It was developed jointly by Fiat and its Turkish manufacturing partner Tofas, and as a result Fiat chose a highly symbolic location in Turkey for the launch of a world car – the island of Buzada in the Bosporus – the stretch of water that runs through the city of Istanbul, dividing Europe and Asia.


Tofas is a 50:50 joint venture between Fiat Auto and local industrial conglomerate Koç Holding, and it has a long relationship with Fiat, having been set up in 1968. Linea is being built at the Tofas plant in Bursa, Turkey, at a rate of 60,000 cars a year once the plant reaches peak output in 2009. Around 40% of Turkish output will be exported to Europe and North Africa. Not all countries are taking the car – France, for example – but Fiat has confirmed so far it will be sold in Spain, Germany, Morocco and Finland. In 2008 Fiat expects to sell 27,000 Lineas in Turkey and 15,000 in Europe.


Right-hand drive production will not be available until production starts in mid-2008 at the Tata-Fiat JV plant at Ranjangaon in India’s Maharashtra state, which also builds the Palio. Marchionne said Indian production volume would be 50,000-60,000 cars a year. India will export to other RHD markets, including South Africa and the Republic of Ireland with Linea, though for the moment, the UK has no plans to take the car.

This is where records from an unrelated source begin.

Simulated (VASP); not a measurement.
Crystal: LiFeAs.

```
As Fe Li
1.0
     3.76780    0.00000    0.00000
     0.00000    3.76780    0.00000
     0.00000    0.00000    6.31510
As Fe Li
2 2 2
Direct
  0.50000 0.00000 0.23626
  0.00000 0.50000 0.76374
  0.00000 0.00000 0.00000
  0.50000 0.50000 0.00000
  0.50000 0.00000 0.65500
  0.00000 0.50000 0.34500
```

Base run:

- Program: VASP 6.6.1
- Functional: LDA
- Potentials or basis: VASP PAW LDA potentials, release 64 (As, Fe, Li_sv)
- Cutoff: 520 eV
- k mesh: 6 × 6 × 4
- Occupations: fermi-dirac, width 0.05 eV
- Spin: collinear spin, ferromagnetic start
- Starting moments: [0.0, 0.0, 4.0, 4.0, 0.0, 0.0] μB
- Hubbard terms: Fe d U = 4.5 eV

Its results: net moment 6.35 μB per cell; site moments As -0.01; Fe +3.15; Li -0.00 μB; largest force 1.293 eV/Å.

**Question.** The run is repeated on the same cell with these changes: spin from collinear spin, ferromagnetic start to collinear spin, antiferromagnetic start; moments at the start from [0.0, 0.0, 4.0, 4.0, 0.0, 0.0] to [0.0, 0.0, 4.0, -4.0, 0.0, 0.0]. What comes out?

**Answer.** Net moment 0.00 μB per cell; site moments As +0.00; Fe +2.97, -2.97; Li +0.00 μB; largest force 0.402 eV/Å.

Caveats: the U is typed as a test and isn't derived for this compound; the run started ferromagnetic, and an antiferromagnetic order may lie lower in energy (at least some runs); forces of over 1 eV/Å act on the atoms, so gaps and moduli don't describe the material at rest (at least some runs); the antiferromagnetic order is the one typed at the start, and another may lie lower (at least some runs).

As well as India, Fiat is planning to build Linea at its existing plant in Belo Horizonte, Brazil, from October 2007, and in partnership with Severstal Avto in Tatartsan province, Russia, from January 2008. Production in China will follow as soon as Fiat has sorted out its problems with partner Nanjing Automobile (see separate story). By 2012, Fiat expects to be building 280,000 Lineas worldwide, making it the second best-selling individual model in the Fiat range worldwide, after the Grande Punto.


“Linea will speed up the internationalisation of Fiat Auto’s business,” said Fiat’s global brand chief Luca di Meo. As a C-segment sedan, it will be a prime offering in many of its target markets. “There are 6.5 million potential customers for C-segment sedans worldwide,” he added.


In Turkey, the C-segment represents 52% of the total market, and sedans account for 75% of this, with 170,000 registrations per year. In Russia, the C-segment accounts for around half of the 2m total market, and while the C-segment’s share in China is smaller at 20%, the total market is much larger at 4m cars a year, and rising fast to an estimated 7.5m by 2013. “The Indian C-segment of 200,000 cars a year is also expected to double in the next five years,” di Meo said.


Sharing the Grande Punto platform has helped keep down development costs. Linea has been developed in just two years at a cost of €170 million. In was designed in-house at Fiat Centro Stile, and Fiat has attempted to strike a balance between practicality and specification levels. All engines are Euro IV-compliant; there are two petrol engines from the new T-Jet family (77bhp 1.4-litre 8v and 120bhp 1.4-litre 16v Turbo) and a turbodiesel (90bhp 1.3-litre Multijet 16v). The petrol engines are made in Turkey, while the diesels come from Fiat’s Bielsko-Biala plant in Poland.


The Linea has three specification levels (Active, Dynamic and Emotion), and 11 body colours. Features include climate control, Bluetooth compatibility, Cruise Control and parking sensors. The suspension has an independent MacPherson system at the front, and semi-independent wheels connected by a torsion axle at the rear. It has been tuned especially for poor roads, with long travel but limited body roll. Interior build quality is solid, and plastics put durability above luxury.


Fiat plans to introduce new flexibility to the manufacturing programme for the Linea, which will mean versions built in different markets may be subtly different. Chinese Lineas might have engines sourced locally from Chery, for example, while Brazilian Lineas will have flex-fuel engines that will allow them to run on Ethanol. Other specification differences may be more subtle, with local suppliers used wherever possible rather than extending the supply chain, said Marchionne.


At Bursa, the Linea replaces the Marea sedan in production at the plant. Tofas produced 180,000 vehicles and exported about 120,000 in 2006, and earlier this year the company said it planned to invest $1bn in new models, in a bid to double production by 2008.


Turkey remains a low-cost centre for Fiat. As well as Linea, the Bursa plant builds the Doblo van, the Palio hatchback and a version of the Siena which is badged Albea in Turkey. Tofas employs 4,500 factory workers, earning on average $12,000 a year.


In the pipeline is an all-new Doblo, which is still under discussion, but looks likely to be built at Tofas. Marchionne said: “We agree that Turkey is the right place to build it, but there is still work to do.”


Definitely coming is a new, smaller ‘mini cargo’ light commercial vehicle which will be built under a new three-way joint venture between Fiat, Koc Holding and PSA Peugeot Citroen. These vehicles, expected to be unveiled later this year, will fill gaps in the Fiat and PSA ranges left vacant since the demise of the Fiat Fiorino, Citroen C15 and Peugeot 205 Fourgonette vans.